My starting point for this project was the work done on the Big Mouth Phatt Bass, my previous fishy project. The microcontroller, motor driver and the fish itself were unchanged; the only real difference is replacing the MP3 player board with an audio amplifier, so that instead of the music coming from a dedicated player, it comes direct from the ESP32. This then allowed me to write software that took a Bluetooth audio input, sent it to the I2S amplifier for playback, and triggered fish movement based on the content of that audio.

I chose the common MAX98357A audio amplifier, originally from Adafruit though I expect mine was a clone. This is well documented online, and the use of the I2S digital standard for audio meant I didn’t have to worry about audio synthesis on the ESP32 or current draw from its pins. All that was required was to grab digital data from Bluetooth and output it as I2S, getting the levels and sample rate correct.

I jumped into some breadboard prototyping, but since the motor control aspect was already well understood, I did not bother with that and only tested the audio amplifier. I set up the breadboard like this:

With reference to this helpful guide, I coded up the ESP32 to behave as a Bluetooth A2DP receiver, which would play the audio it received via I2S using three pins: 18 for WS (left/right channel select), 19 for BCLK (bit clock) and 21 for data.

With the fish’s speaker pins connected, this allowed me to play audio from my phone through the fish.

The next step was to trigger motor movement based on the audio. Now the caveat here is that the ESP32’s capability in this regard is very limited. Between the Bluetooth audio reception, the I2S output, and an FFT to detect audio, the device’s program memory is 90% full and I had to split processing across both cores. About all I could manage was to stick the head out and flap the mouth in time to any audio. This means that while the effect is good for voice assistant responses, it’s not great for music.
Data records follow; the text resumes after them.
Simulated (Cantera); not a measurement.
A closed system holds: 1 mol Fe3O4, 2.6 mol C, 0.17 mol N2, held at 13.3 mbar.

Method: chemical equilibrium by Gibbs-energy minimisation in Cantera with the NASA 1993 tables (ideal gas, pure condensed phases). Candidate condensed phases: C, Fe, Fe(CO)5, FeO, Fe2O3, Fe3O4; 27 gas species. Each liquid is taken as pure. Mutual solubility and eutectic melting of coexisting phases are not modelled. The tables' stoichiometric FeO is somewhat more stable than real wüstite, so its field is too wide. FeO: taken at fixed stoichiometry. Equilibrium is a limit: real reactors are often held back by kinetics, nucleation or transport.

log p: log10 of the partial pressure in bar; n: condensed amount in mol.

What I originally wanted to achieve was a fish that did this only for the vocals of a song, and otherwise flapped its tail to the beat. Feel free to play around with FFT bins, levels and buffer sizes if you like, but I suspect this is not achievable with the chosen hardware—detecting vocals in music is a very difficult job. As a future upgrade I may instead try a Raspberry Pi Zero 2W, running webrtcvad or similar software. The rest of the hardware could be adapted to the Pi Zero as well, for example a HiFiBerry DAC and motor driver HAT. I’m not sure yet if this would work, or fit inside the enclosure, or if powering a “real” computer from 4 AA batteries is feasible.